The Turkish central bank, Central Bank of the Republic of Turkey (CBRT) hiked its repo rate during its monetary policy meeting today for the first time since early 2014. The CBRT raised the interest rate by 50 basis points to 8 percent. It also hiked the upper-end of the overnight interest rate corridor by 25 basis points to 8.5 percent and kept the lower-end of the overnight corridor unchanged at 7.25 percent.
This was CBRT’s first repo rate hike since early 2014. This clearly indicates that the Turkish lira has weakened too much and that the inflation target continues to matter, noted Nordea Bank in a research report. The central bank’s further decision regarding the interest rate depends on the country’s inflation outlook and thus implicitly to the Turkish lira. This suggests that there is possibility of additional hikes if the TRY continues to depreciate, added Nordea Bank.
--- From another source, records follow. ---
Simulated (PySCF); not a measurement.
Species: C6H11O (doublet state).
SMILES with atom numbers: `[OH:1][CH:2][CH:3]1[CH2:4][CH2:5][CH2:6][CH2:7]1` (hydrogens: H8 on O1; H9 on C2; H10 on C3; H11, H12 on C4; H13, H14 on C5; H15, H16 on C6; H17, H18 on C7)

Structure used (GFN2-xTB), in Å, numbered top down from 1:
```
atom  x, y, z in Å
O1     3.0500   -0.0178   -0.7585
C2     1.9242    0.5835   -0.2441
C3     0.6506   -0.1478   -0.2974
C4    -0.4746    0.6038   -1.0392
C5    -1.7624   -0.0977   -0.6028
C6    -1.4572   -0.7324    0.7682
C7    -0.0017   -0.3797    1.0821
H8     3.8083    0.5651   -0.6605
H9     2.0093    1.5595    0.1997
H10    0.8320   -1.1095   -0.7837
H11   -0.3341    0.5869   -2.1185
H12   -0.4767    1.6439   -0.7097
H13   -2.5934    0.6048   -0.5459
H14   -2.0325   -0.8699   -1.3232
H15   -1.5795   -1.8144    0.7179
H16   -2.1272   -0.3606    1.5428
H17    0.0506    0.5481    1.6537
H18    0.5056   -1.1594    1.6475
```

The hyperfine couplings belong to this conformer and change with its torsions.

Furthermore, the Turkish central bank lowered the foreign exchange reserve requirement by 50 basis points, adding around USD 1.5 billion of U.S. dollar liquidity to the market, and thus underpinning the lira. This is quite a strong move and is expected to be an important tool in addressing the FX volatility going forward in the central bank’s new monetary policy framework, stated Nordea Bank.
Overall, the Turkish central bank’s move today appears to be on the strong side as compared with projections. The CBRT’s move today would definitely underpin the Turkish lira in the near term; however, the general USD sentiment is expected to stay a strong factor.